Roy Haynes: Snap Crackle
Roy Haynes (drums)
Out of the Afternoon (Impulse A(S)23)
Composed by Roy Haynes.
Recorded: New York, May 16, 1962
Rating: 92/100 (learn more)
In the late 1950s and '60s, Roy Haynes rededicated himself to the New York freelance scene. He took a walk on the wild side with such artists as Eric Dolphy, Jaki Byard, Steve Lacy, and Andrew Hill, performed straight-ahead dates with Phil Woods, Kenny Burrell, and Stan Getz, and accompanied singers Jackie Paris, Shirley Scott, and Ray Charles. So when it came time to assemble a group for his own date, Haynes cleverly combined the experimental-yet-grounded Rahsaan Roland Kirk and the classicism of pianist Tommy Flanagan, producing one of the more rewarding combinations of soloists in jazz.

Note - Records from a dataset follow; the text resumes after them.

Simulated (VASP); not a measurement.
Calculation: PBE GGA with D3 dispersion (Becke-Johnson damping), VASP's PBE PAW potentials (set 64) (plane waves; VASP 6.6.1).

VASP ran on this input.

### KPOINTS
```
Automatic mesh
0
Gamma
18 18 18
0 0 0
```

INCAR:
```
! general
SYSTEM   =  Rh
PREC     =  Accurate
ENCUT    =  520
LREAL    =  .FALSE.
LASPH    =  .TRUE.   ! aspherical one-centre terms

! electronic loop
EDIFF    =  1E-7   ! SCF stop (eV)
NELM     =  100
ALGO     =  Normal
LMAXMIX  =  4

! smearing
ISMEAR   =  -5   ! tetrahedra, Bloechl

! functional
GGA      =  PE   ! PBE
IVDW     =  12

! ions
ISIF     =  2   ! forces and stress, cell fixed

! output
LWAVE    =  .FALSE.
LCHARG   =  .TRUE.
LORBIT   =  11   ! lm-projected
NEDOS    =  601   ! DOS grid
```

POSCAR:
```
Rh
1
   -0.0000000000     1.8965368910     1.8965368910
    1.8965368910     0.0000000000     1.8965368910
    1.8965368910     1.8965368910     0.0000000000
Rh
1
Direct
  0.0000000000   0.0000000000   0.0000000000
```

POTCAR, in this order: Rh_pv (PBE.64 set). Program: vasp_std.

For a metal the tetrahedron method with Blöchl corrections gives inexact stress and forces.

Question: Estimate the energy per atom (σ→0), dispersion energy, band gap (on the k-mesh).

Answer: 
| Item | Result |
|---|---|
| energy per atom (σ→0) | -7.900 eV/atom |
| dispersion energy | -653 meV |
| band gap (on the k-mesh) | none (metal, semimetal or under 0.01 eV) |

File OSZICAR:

This track features the hyper-energized, prodding-and-stabbing drumming on smaller, high-pitched drums that led Haynes to acquire the very nickname of "Snap Crackle." Kirk offers a nice down-&-dirty solo here, but the drum solo is the sure highlight. Note how Haynes begins with brief 16th-note calls and responses, followed by 6 or 7 measures of offbeat 8th-note melodic patterns. He then begins the same process over again, this time extending the 16th-note runs for 10 measures, and the subsequent offbeat 8th-note runs for 12 or so. This clever, large-scale plan of laying a thoughtful foundation for improvisation is the very essence of Haynes's sound.